The USMC AAVP7A1 Armoured Personnel Carrier
The FMC’s Corporation manufactured AAVP7A1, started its service in 1972 with the American Marine Corp and was given the designation LVT-7 and was the replacement for the LVT-5. The landing of personnel, equipment and supplies from ships onto a hostile shore, is known as an amphibious assault and in 1982 the FMC Corporation was tasked to carry out the LVT-7 Service Life Extension Program and on completion it was designated the AAVP7A1 in 1985.
The A1 uses a Cummings VT 400-903 400hp engine and a FMC HS-400-3A1 transmission, with 4 speeds forward and 2 reverse, providing the A1 with a top road speed of 72 km/h and a water speeds up to 13 km/h when on amphibious operations. The A1 is then used as a land based APC after its initial amphibious assault.
Unlike its American Army APC counterpart the M2 Bradley, it does not carry heavy offensive armaments, such as the Bradley’s M242 25mm “Bushmaster” Chain Gun and tank killing Raytheon TOW BGM-71 missile system. The A-1 was however up-dated later on with the UpGunned Weapons Station manufactured by Cadillac Gage. It is mounted with a .50 cal (12.7 mm) M2 HB Machine Gun, smoke grenade launchers and a MK-19 40mm grenade launcher. The A1 is able to carry 1200 rounds for the M2 HB MG and 864 rounds for the 40mm grenade launcher.
Unlike other APC’s, the A1 is able to carry up to 25 fully equipped Marines, which excludes the 3 man crew, the commander in the UGWS, the driver and assistant driver. The most criticised or weakest point of the A1 is its poor 45mm armour. In the recent 2003 invasion of Iraq, several of them were disabled or destroyed during the battle of Nasiriyah after being struck by different weapons, such as RPG’s, mortar, tank and artillery fire, which resulted in the death of 18 Marines. The A1’s where subsequently fitted with appliqué armour kit’s, manufactured by RAFAEL Armament Development Authority. But on the 3rd of August 2005, 14 Marines were killed in Haditha when an IED road bomb destroyed their A1.
The American Marine Corp currently has a fleet of roughly 1310 A1’s. A further 6 countries use the A1 in small numbers, with South Korea having the second largest fleet of 60 plus A1’s. Argentina also uses the A1 and used it, in its invasion of the British Falkland islands in 1982.
The USMC AAVP7A1 Armoured Personnel Carrier Replacement
The AAVP7A1 is due to be replaced. The choosen vehicle was the GDLS Expeditionary Fighting Vehicle, which was renamed as the Advanced Amphibious Assault Vehicle. However in 2011 the EFV program was cancelled by the USMC.

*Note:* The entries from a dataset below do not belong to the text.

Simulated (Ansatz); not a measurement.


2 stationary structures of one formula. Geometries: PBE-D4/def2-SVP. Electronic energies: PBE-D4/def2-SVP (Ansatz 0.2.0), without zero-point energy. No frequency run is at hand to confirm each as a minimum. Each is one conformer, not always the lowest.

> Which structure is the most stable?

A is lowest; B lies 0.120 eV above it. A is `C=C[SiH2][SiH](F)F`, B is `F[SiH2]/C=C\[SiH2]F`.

The Amphibious Combat Vehicle (ACV) is a program initiated by Marine Corps Systems Command after the cancelled EFV program. The ECV program has been broken down in to phases and is still ongoing.
AAVP7A1 Upgrades and Reset
In 2014 BAE System was awarded a contract for development of survivability upgrades valued at over $12 million for the AAVP7A1. These upgrades will be integrated during a limited reset (return to 0 mile condition by replacing worn parts) of roughly 40% of the Corps curret fleet, which is planned to begin in 2016. The upgrades should extend the AAVP7A1 service life whilst the ACV program continues for a replacement vehicle.